Nestled in a leafy park between a rusting Soviet fighter jet and the old East German embassy, a lonely statue of Lenin stands in the centre of Hanoi as a symbol of the Russian revolutionary’s inspiration to Communist-ruled Vietnam.
In 1986, one year after the statue was erected, Vietnam embarked on its comprehensive programme of “doi moi” reforms which transformed the country from a war-torn agrarian basket case into one of Asia’s fastest-growing economies.
Today, Hanoi’s “Lenin Park” is popular, not for Vietnamese paying homage to their communist roots but for a dedicated crew of skateboarders aping their Western cohorts.
As Vietnam prepares to host North Korean leader Kim Jong-un and US
President Donald Trump’s second summit later this month, the Vietnamese model of reform is being widely touted as the economic path for impoverished and isolated North Korea to follow.
Vietnamese reforms have seen per capita GDP soar almost five-fold since 1986 and kept Vietnam’s ruling Communist Party, which tolerates little dissent, firmly in power.
But it has necessitated political change and levels of individual freedoms that would require major reforms in North Korea, where Kim Jong-un exercises almost total control and is revered by state propaganda as a living deity.
“When all the power is in the hand of a single person, decisions are prone to mistakes,” said Cao Si Kiem, the former governor of Vietnam’s state bank who enacted sweeping reforms of Hanoi’s monetary policy from 1989-1997.
“We had to accept power dilution,” Kiem told Reuters, referring to Vietnam’s era of opening up.
When Vietnamese revolutionary and founding president Ho Chi Minh’s health was failing during the Vietnam War, his right hand man in the Party, Le Duan, took over and ruled as a strongman until his death in 1986.
Duan’s demise ended Vietnam’s “strongman era”, and helped facilitate economic and then political reforms, said Le Hong Hiep, a fellow at Singapore’s ISEAS Yusof Ishak Institute.
“Le Duan was a hardcore communist, an old guard of the Leninist political and economic system,” said Hiep.
“After his demise, no single politician could command such a level of control.
Instead, the politburo took over and became the most important decision maker, albeit on a consensus basis”.
North Korea, by comparison, has only ever known its strongman era.
Kim Jong-un officially derives his political legitimacy from his father and former leader, Kim Jong Il, and his grandfather and founding leader, Kim Il Sung.

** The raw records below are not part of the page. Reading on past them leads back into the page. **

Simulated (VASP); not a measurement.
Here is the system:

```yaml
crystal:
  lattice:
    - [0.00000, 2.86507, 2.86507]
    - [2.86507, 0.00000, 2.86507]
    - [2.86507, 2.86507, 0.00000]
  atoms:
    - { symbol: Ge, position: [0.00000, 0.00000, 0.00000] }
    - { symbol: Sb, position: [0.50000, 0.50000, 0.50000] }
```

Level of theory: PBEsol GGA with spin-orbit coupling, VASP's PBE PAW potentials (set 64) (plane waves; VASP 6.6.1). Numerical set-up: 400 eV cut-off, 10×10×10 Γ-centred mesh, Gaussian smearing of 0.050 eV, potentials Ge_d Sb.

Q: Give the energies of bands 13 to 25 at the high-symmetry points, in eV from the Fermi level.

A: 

Together, they form the “bloodline of Mount Paektu,” a reference to a legendary volcano on the border of China and North Korea, where the eldest Kim is said to have co-ordinated his guerrilla war against colonial Japan.
North Korea’s “Juche” ideology of self-sufficiency officially replaced Marxism-Leninism in 1972.
While Juche has its roots in the Soviet ideology, references to Marxism-Leninism and communism have been slowly phased out.
The ruling Kims are afforded godlike status in the country.
Even the official exchange rate for the Korean People’s Won was, until 2001, pegged at 2.16 won to the dollar, because of Kim Jong Il’s February 16 birthday.
But under Kim Jong-un, who activists say has led a brutal crackdown against dissent and defectors, some progress on economic reforms has been made.
Kim has allowed some markets in North Korea to develop, introduced more Special Economic Zones and called for factories to expand their product ranges to cater for diverse consumer tastes.
“In the North Korean context, this is huge — so much further than under previous leaders,” said Andray Abrahamian, a Korea expert at Stanford University’s Asia Pacific Research Centre.
By 2016, four years after Kim came to power, the rate of economic growth in North Korea hit a 17-year high, according to South Korea’s central bank.
That growth contracted last year under pressure from international sanctions over its weapons programmes, the bank said.
“North Korea is embracing markets to an unprecedented degree, but there are still some key limitations,” said Abrahamian, citing the need for official systems of property ownership and land use and a loosening of surveillance on visiting foreigners to encourage offshore investment.
So far, economic changes, which have been officially communicated in state propaganda as Kim-led initiatives to improve living standards, have come with little political liberalisation.
North Korea is still officially tax-free and, despite the fact many North Koreans rely on the markets instead of the state for food, Pyongyang still professes to have a functioning public distribution system.
In Vietnam, such rationing was abandoned as reforms were embraced.
Today, the Vietnamese economy has become so open the “subsidy era”, when Vietnam went through its most literal iteration of communism, is remembered mainly as a “vintage” design trope in novelty coffee shops and restaurants.
In North Korea, such imagery is sanctified.
“It feels more nostalgic than the more modern coffee shops,” said university student Nguyen Hoang Phuong Ngan as she sipped a coconut latte at Cong Ca Phe, a popular cafe chain which uses communist-era propaganda in its branding.
The road to change in Vietnam hasn’t always been so relaxed, however.
In 1996, 10 years into the reform programme, government officials staged the public destruction of foreign video cassettes and pornographic posters at Lenin Park to rid Vietnam of “social evils”.
Now, while the Lenin statue still casts a shadow over the square, skateboarders there are mostly amused or ambivalent about his presence.
“This is a street sport from the West, so the fact I’m doing it right here in front of the Lenin statue is really something,” said 27-year-old jazz pianist and skateboarder Nhat Huy Le.